In Illinois, Small Town Fights for Right-to-Work

Posted by Olivia Grady on Monday, January 16th, 2017 at 12:49 pm - Permalink

By Olivia Grady

The village of Lincolnshire, Illinois passed a local Right-to-Work ordinance on December 14, 2015. Inspired by Kentucky counties that had passed similar measures that year, Ordinance No. 15-3389-116 was “an ordinance on economic development and worker empowerment by regulation of involuntary payroll deductions for private sector workers.” The ordinance reads:


No person covered by the NLRA shall be required as a condition of employment or continuation of employment with a private-sector employer:

(A)  to resign or refrain from voluntary membership in, voluntary affiliation with, or voluntary financial support of a labor organization;

(B)  to become or remain a member of a labor organization;

(C)  to pay any dues, fees, assessments, or other charges of any kind or amount to a labor organization;

(D)  to pay to any charity or other third party, in lieu of such payments, any amount equivalent to or a pro-rata portion of dues, fees, assessments, or other charges regularly required of members of a labor organization; or

(E)  to be recommended, approved, referred, or cleared for employment by or through a labor organization.

The ordinance text cites the reasons for Right-to-Work: there are 200,000 fewer employees in Illinois after the Great Recession than before, and a poll of CNBC’s Global Council of CFOs showed that Right-to-Work was important for business in choosing where to invest.

In response to the ordinance, four unions that operate in Lincolnshire: International Union of Operating Engineers, Local 399, AFL-CIO; International Union of Operating Engineers, Local 150, AFL-CIO; Construction and General Laborers' District Council of Chicago and Vicinity, Laborers International Union of North America, AFL-CIO; and Chicago Regional Council of Carpenters, United Brotherhood of Carpenters and Joiners of America, filed suit against the village in federal court to invalidate the ordinance. They argued that the ordinance was invalid under the Supremacy Clause, that the National Labor Relations Act and the Labor-Management Relations Act overruled the ordinance.

The defendants argued that the unions lacked standing and that the unions couldn’t prove that “Lincolnshire violated a federally protected right.” The unions replied that they had standing because they were injured when the ordinance was passed. Because of the ordinance, the unions argued that their contract agreements were invalid, and they couldn’t make any more similar agreements.

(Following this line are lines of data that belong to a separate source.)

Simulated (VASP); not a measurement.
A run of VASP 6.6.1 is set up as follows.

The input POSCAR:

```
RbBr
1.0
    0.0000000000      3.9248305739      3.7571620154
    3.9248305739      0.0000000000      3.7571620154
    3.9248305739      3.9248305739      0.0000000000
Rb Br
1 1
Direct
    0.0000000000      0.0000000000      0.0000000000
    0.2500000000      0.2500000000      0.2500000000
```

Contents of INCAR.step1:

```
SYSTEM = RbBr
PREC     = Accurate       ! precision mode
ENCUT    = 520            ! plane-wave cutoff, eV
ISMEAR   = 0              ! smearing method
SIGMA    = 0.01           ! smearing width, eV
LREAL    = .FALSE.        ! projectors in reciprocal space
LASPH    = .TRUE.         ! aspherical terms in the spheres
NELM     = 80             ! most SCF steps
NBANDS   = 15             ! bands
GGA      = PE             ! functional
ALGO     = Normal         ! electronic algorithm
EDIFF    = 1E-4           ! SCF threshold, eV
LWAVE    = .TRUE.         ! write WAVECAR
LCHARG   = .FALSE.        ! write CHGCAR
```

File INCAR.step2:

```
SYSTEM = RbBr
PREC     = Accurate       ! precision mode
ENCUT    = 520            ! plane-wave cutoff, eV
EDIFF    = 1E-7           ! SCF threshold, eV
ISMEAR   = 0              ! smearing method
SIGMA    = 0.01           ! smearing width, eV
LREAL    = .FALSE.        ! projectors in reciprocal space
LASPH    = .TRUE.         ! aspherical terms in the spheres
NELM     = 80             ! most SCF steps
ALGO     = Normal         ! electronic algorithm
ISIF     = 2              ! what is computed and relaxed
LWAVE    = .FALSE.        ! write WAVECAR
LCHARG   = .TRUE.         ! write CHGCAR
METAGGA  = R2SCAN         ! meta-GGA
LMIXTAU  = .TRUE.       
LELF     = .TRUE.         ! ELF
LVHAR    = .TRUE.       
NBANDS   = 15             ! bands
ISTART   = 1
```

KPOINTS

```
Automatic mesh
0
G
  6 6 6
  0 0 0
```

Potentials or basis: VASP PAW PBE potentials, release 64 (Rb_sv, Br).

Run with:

On January 7, 2017, Judge Matthew Kennelly, a District Judge for the Northern District of Illinois Eastern Division issued his decision in the case officially known as International Union of Operating Engineers (IUOE), Local 399 v. Lincolnshire.

The District Judge ruled that three of the four unions lacked standing to challenge the hiring hall provisions and the dues check-off arrangement of the ordinance and that all four unions could not bring a claim of deprivation of rights. The Judge however denied the village’s summary judgment motion because one union had standing for all three claims: Right-to-Work, hiring hall provisions, and dues check-off arrangement.

The Judge found that all four unions had standing to challenge the Right-to-Work part of the ordinance and that federal law preempted the village’s ordinance. He further argued that while the state was allowed to pass Right-to-Work laws, the NLRA exception that allowed this state power did not apply to local governments because there would be no unity of union security agreements.

IUOE Local 150 President-Business Manager James M. Sweeney was thrilled with the decision:

“We have long argued that local governments simply are not empowered to pass these laws, and we are pleased with Judge Kennelly’s decision. This was a political attack against middle class workers, and we will always take up the fight on behalf of workers who depend on decent wages and benefits to support themselves and their families.”

Although Right-to-Work advocates were not pleased with the decision, another court ruled the opposite way. The Sixth Circuit already ruled in a decision in November 2016 allowing Kentucky counties to pass Right-to-Work. Meanwhile the Illinois case will likely be appealed to the Seventh Circuit. James Sherk, Research Fellow in Labor Economics at the Heritage Foundation explains what this might mean:

“If all the federal appeals courts rule the same way, the U.S. Supreme Court typically does not step in. But if the 7th Circuit were to rule against the local right to work, then you would have a conflict between the two circuits and typically the Supreme Court steps in to create consistency in the law when you have two circuits reading it differently. The litigation out of Illinois could go up to the Supreme Court potentially.”

With President-elect Donald Trump likely to choose a pro-Right-to-Work judge to replace Justice Antonin Scalia on the Supreme Court, prospects look good for lovers of liberty in Lincolnshire and across the country.